If you're too serious about expanding your skill, you need to chill.

“Noting my hands gripping the control wheel as if it were a lifeline, Bob would say, ‘Loosen up. Use your fingertips. Remember, flying is a lot like playing the flute: if you try too hard, it doesn’t come out right.'”

So reminisced author Frank Kingston Smith in his 1982 book, Weekend Wings. Smith learned to fly in the 1950s, and many of the lessons he later recalled in his writing seem especially valid today. Most have less to do with the mechanics of flight than the human side-how he learned to forsake preconceived notions about flying and embrace simple lessons in his own human nature. In today’s environment, there seems to be more and more emphasis on programming systems and memorizing numbers, with less and less focus on allowing students to find the comfortable feel of smooth flying.

Suddenly acquiring that light touch is one lesson many veteran pilots clearly recall from their early days. Like Smith, they remember the one flight when the realization struck. For some, it came only after they decided to give up on ever “figuring out” how to fly, and in despair, released their pent up anxiety.

I remember being frustrated by repeatedly overcontrolling on short final as the ground rushed up to meet me with nerve-tightening speed. Then my instructor admonished me to use just my left thumb and two fingers on the yoke. Without the stiff-arm grip, my control movements became more fluid. I began to relax and feel how the airplane was responding to my input. Another trick I was taught involved pushing the rudder pedals back and forth when on short final. “Wagging” the tail, just a little, was enough to graphically remind me that I was in control here, not that gusty crosswind.

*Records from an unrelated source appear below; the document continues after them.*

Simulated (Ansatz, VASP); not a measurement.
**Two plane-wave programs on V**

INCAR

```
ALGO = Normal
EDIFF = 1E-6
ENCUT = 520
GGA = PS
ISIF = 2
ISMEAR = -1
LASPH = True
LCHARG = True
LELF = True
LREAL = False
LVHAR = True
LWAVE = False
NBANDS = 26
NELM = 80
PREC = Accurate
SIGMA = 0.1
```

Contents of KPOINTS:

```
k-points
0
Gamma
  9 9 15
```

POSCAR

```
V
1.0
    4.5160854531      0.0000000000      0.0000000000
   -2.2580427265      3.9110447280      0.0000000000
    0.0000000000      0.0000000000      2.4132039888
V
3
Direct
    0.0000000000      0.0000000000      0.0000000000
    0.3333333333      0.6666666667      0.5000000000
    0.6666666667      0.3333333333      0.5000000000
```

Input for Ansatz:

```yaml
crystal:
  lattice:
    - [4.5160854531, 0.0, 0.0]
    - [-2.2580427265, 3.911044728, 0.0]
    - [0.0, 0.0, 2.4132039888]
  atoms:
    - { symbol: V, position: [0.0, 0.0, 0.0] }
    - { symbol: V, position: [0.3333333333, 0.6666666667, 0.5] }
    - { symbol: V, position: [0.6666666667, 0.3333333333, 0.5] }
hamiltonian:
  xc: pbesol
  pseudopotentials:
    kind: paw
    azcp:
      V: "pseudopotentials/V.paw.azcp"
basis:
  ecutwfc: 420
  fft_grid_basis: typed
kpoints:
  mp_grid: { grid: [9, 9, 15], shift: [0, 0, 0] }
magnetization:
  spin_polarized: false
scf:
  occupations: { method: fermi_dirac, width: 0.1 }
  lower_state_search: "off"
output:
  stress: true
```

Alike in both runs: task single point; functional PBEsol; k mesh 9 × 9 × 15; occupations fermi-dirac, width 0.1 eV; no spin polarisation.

Smith included another lesson in Weekend Pilot that can easily be lost in today’s flying environment where we constantly challenge ourselves with new equipment, new techniques and ever more demanding missions: Remember, this is supposed to be fun. And it doesn’t hurt to slow down the program a little after reaching one of your skill plateaus. Savoring the experience allows us to feel more confident with the next flight.

Smith wrote:

“The total concentration required for the first few long flights always tends to take some sort of toll on anyone who takes flying seriously. As time passes and one flies more and more, flying becomes progressively easier and more enjoyable.”

And an “easier, more enjoyable” flight is also a safer one.